EXTERIOR - MICHAEL'S TOWNHOUSE AT 63RD AND MADISON
MICHAEL:
(GETTING OUT OF LIMO, LOOKING AT TOWNHOUSE)
Wow!
( MICHAEL WHISTLES )
INTERIOR - GRAND EMPIRE INSURANCE LOBBY
LISA:
(TO RECEPTIONIST)
Hi. I'm Lisa Wiseman... Mrs. Michael Wiseman. I have an appointment to see Mr.
Spence.
RECEPTIONIST:
Have a seat and I'll let him know you're here.
LISA:
Oh... all right.
RECEPTIONIST:
Yes, Ms. Wiseman's here. Yes, Sir.
STEWARDESS:
(SPEAKING FRENCH) Sir? Would you like to dine now?
EGGMAN:
(SPEAKING FRENCH) No thank you. I'm too nervous to eat.
STEWARDESS:
(SPEAKING FRENCH) Your first trip to Paris?
EGGMAN:
(NODS)
STEWARDESS:
(SPEAKING FRENCH) You have nothing to be nervous about.
It's a wonderful city. You'll have a wonderful time.
LISA:
Excuse me. I'm still waiting to see Mr. Spence.
RECEPTIONIST:
He knows.
LISA LOOKS DOWN ALMOST IN TEARS. HEARS A MAN'S
VOICE SPEAKING TO HER.
MISENBACH:
Mrs. Wiseman?
LISA:
Yes.
MISENBACH:
Lisa Wiseman?
LISA:
Yes.
MISENBACH:
Gerald Misenbach. I'm your attorney. We spoke on the phone.
LISA:
Oh, oh, Mr. Misenbach. I didn't expect you were going to be here.
MISENBACH:
I wasn't going to come but the thought of you meeting with these barracudas
all by yourself. I'm always up for a good fight but massacres just make me a
little queasy. How long have you been here?
LISA:
Since 3:00.
MISENBACH:
You see what happens when it's the boys against the girls? (YELLING) Spence!

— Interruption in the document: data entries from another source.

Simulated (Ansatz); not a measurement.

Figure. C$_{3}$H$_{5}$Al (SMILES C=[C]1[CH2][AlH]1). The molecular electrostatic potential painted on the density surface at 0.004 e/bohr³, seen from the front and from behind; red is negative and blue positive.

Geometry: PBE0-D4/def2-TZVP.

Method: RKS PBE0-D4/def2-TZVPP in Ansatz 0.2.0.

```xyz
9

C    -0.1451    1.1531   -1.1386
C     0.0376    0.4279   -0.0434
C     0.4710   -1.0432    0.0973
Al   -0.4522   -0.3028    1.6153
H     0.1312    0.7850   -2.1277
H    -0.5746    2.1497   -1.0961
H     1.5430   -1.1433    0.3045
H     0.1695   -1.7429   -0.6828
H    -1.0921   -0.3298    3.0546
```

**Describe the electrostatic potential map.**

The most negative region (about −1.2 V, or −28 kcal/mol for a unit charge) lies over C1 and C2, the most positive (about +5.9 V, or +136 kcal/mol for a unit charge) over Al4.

MISENBACH BEGINS WALKING DOWN HALLWAY.
LISA:
No, no, you can't do that.
MISENBACH:
I can do anything. Come on-- we're going in. (YELLING)
Spence!
LISA:
We don't want to make him angry.
MISENBACH:
Why? He's a lot of fun when he's angry. Come on. Hey, Spence. You just kept
my client waiting for three hours. That's going to cost you a lot of money.
INTERIOR - SPENCE'S OFFICE.
SPENCE:
Who is that? Misen-hack?
MISENBACH:
Wow-- look at this office. You must really be fooling them, huh?
SPENCE:
Hey, Clarence Darrow. I didn't realize you would be part of this meeting.
MISENBACH:
( CHUCKLING ) Craig, I would like you to meet a lovely
young lady that you've already managed to treat quite shabbily-- Mrs. Lisa Wiseman.
SPENCE:
Mrs. Wiseman... this is a real honor. I was a great admirer of your husband.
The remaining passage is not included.